Alex Caruso discusses free agent negotiations with Lakers and Bulls

Alex Caruso
Alex Caruso in his new Chicago Bulls uniform (Image credit: Charles Rex Arbogast/Associated Press)

Frank Vogel (who may be on the hot seat if the Lakers’ troubles become even worse) recently stated that the team was struggling on defense to contain “quick, deep-shooting guards with this year’s personnel”, later saying that he literally “pulled back” their aggressive perimeter defense due to the way that this 2021-22 season’s team was constructed. One key cog in this defensive strategy was fan-favorite Alex Caruso, who sadly left the Lakers in free agency to sign a four-year, $37 million deal with the Chicago Bulls.

Now, Vogel’s words are not necessarily a dig at Rob Pelinka and the rest of the front office, but it does appear to be an admission that players who helped with their league-leading defense are gone, now replaced by defenders that just can’t do what the two previous rosters’ guards could do.

Since Caruso left, there have been conflicting reports on what went down in the negotiations that he and the Lakers had when free agency started. The Athletic’s Sam Amick reported shortly after free agency was over that the Lakers refused to counter the Bulls’ offer, while Rob Pelinka stated around the time of media day that they were “aggressive” in trying to get Caruso back.

It seemed at the time that Pelinka was twisting the truth a little bit to save face in front of the media. That thought has basically been confirmed as Alex Caruso gave his full side of the story to J.J. Redick on an episode of “The Old Man & the Three” podcast.

(The following quotes from Caruso were transcribed by Harrison Faigen of Silver Screen & Roll):

“So going into (free agency), I really didn’t know what to expect, and I really didn’t hear much from any team — including the Lakers — leading up to 6 p.m., and then they called, and the Lakers made their offer. It wasn’t an offer I was going to accept because I was going to be able to get considerably more money from another team.

Already, Caruso seems to be dispelling Pelinka’s comments that the Lakers were aggressive in trying to retain him. Sure, they seemed to be following tampering rules here, but for someone that LeBron James has said they “love everything” about, you’d hope that they’d maybe bend the rules slightly to show him some respect. Further to that point, it sounds like the offer came short of Caruso’s expectations (more on that later).

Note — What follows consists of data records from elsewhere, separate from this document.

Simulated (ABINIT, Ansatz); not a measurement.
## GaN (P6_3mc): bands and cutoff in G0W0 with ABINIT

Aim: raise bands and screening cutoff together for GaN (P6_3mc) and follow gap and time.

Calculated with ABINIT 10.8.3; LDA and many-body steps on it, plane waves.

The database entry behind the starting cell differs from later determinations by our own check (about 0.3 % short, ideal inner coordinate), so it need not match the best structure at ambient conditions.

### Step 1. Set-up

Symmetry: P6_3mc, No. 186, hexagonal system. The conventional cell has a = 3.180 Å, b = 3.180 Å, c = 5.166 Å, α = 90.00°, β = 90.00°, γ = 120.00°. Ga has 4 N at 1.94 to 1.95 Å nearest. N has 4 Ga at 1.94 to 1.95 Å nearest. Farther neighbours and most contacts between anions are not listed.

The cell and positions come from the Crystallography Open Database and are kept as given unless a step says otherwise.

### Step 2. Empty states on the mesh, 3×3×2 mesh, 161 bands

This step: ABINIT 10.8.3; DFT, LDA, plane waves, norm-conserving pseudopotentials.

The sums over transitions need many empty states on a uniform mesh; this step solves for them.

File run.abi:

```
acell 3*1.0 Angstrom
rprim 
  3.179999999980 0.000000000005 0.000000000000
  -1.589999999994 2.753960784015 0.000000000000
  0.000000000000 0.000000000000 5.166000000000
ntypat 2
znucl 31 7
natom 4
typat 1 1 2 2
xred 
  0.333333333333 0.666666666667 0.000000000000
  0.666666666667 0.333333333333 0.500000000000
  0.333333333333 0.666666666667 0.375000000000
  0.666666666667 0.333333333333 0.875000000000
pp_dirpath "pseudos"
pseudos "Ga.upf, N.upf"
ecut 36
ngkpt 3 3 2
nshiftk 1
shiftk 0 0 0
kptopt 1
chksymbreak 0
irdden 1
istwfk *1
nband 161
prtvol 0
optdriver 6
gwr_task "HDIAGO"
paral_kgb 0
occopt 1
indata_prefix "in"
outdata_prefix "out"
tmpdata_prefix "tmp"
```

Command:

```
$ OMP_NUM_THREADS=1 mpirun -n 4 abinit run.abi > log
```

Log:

There was talk with a bunch of different people about the mid-level, which I think was four (years), $40 million. We never got anybody to that actual number, but there were a couple teams that got close. And then my agent texted me and said ‘hey, Chicago is interested in signing you.’ I didn’t know that financially it was going to be able to work. I thought that once Zo (Lonzo Ball) signed with Chicago, I was like ‘OK, so Chicago is off the list.’


“Essentially we got that offer, went back to L.A., asked if they could do the same, they said ‘no.’ Asked for something else that was a little less, they said ‘no.’ So I said ‘OK, if that’s what it comes to, I’m ready to go to Chicago and start the next chapter.’ It’s been great. I think it’s been a great decision for me.”

Rob Pelinka will have to answer for that quote above at some point.

Pelinka and I may have different definitions of the word “aggressive”, but it doesn’t really sound “aggressive” to short-ball a player of Caruso’s talents, only to then provide a much smaller counter-offer to an opposing team’s more-than-suitable offer.

Another key part of that perimeter defense, Kentavious Caldwell-Pope, departed the team via the trade that was used to acquire Russell Westbrook (a slightly below-average defender at best). Although the results of the Westbrook experiment have skewed more towards “bad” than “good”, it’s hard to blame the team at this point for trying to inject the roster with some added offense after being ranked 24th in offensive rating last season.

However, the decision to let Caruso walk is slowly starting to seem even worse than how it initially looked when the Lakers cheaped out on paying the additional luxury tax they would have had to pay if they signed him.

Adding insult to injury, it appears that the Lakers were nowhere close to nearing the four-year, $37 million deal the Bulls offered. Here’s Harrison Faigen’s transcription of some sneaky physical cues that Caruso did that seem to reveal what the Lakers’ final offer could have been.

As if that wasn’t shameful enough, the Lakers’ original offer was less than two years and $15 million, which Redick confirmed by asking Caruso to blink once if his guess of the team’s initial offer was over what it actually was, and blink twice if it was under, and then guessed “two for 15.”


Caruso blinked once, and Redick laughed.

Two. years. $15. million.

The dollars per year is close to what the Bulls offered, but the young 27-year-old guard with elite defensive skills and possibly even more elite basketball I.Q. deserved a long-term contract at this point after fighting his way from the depths of the G-League early in his career.

Now, I just want to make it clear. The Lakers can still win a championship without Alex Caruso. However, it seems like Frank Vogel is going to have to give up on his dreams of replicating his championship-winning defense. He’ll have to adapt, partly (and possibly mostly) due to the fact that Jeanie Buss and the team cheaped out and let Caruso walk. It’s either that, or they made a stupid decision that executives around the league are already ridiculing.

Even if the Lakers win a championship, Pelinka and Buss probably haven’t heard the last of their dealings with Alex Caruso after he set the record straight.